In Portsmouth, students had planned a walkout for the morning but it was interrupted by the snow storm, which caused a delayed school opening.

But that didn’t keep Portsmouth students from having their message heard.

At one o’clock in the afternoon, several dozen students, flanked by encouraging adults, gathered in Market Square in downtown Portsmouth.

Many had been checked out of school by their parents to come to the event. Others left school on their own.

And unlike a similar event today at Concord High School, the students here were leaning into the politics of the moment. They held signs that read things like "protect kids, not guns" and "our lives are more important than your guns."
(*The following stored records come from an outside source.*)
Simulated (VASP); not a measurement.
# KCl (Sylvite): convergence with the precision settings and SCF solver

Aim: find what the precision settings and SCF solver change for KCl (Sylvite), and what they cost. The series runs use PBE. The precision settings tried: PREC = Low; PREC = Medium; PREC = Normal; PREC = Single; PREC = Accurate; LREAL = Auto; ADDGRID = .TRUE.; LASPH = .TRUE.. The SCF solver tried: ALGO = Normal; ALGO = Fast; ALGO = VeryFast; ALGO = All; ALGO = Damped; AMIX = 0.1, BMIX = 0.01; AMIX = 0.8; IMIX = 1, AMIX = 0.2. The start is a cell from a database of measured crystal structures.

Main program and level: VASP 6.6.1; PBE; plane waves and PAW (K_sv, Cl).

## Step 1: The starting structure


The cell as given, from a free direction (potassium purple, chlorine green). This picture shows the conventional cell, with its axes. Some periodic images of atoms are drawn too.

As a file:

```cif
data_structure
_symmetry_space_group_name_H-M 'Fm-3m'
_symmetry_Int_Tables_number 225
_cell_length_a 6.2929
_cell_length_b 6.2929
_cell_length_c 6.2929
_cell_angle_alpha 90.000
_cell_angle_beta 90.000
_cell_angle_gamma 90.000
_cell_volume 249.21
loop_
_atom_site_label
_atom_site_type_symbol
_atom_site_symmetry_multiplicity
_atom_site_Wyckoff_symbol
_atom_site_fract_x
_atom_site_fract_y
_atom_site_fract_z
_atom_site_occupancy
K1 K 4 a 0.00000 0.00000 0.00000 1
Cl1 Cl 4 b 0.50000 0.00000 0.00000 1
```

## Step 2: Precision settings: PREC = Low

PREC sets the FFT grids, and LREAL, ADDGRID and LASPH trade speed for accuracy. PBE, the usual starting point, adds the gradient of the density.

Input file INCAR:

“I want to see change happen," said Nora Mitchell, a junior. "I want the government to notice us and know that we are done with this and we won’t stand for it any longer. We need better laws.”

Adults, including some teachers, mostly hung back, offering words of encouragement to the students leading the event. 

Credit Jason Moon / NHPR
Portsmouth High School students called on state and federal lawmakers to enact tougher restrictions on guns.

The students received a mostly positive reaction from motorists making their way through Market Square.

Portsmouth High School student John McDevitt said holding the protest here, where they have an actual audience, was better than what the school would have allowed them to do on campus. "I don't know if this group of kids is going to change something just by coming out here today," he said. "But I know that nothing is going to happen if we stay in our schools. And I know that - I'm 17, I don't know what I can do, but I know that I can do this."

The political nature of the protest drew some negative reactions. At one point, a student chant referred to the NRA with an expletive. A motorist driving by honked his horn and shook his finger at the crowd as if to say "shame on you."

But it wasn’t just the attention of passers-by that the students attracted.

Four Democrats running for the state’s 1st Congressional District made appearances. They called the students inspiring -- and, perhaps, looked to see who was old enough to vote this fall.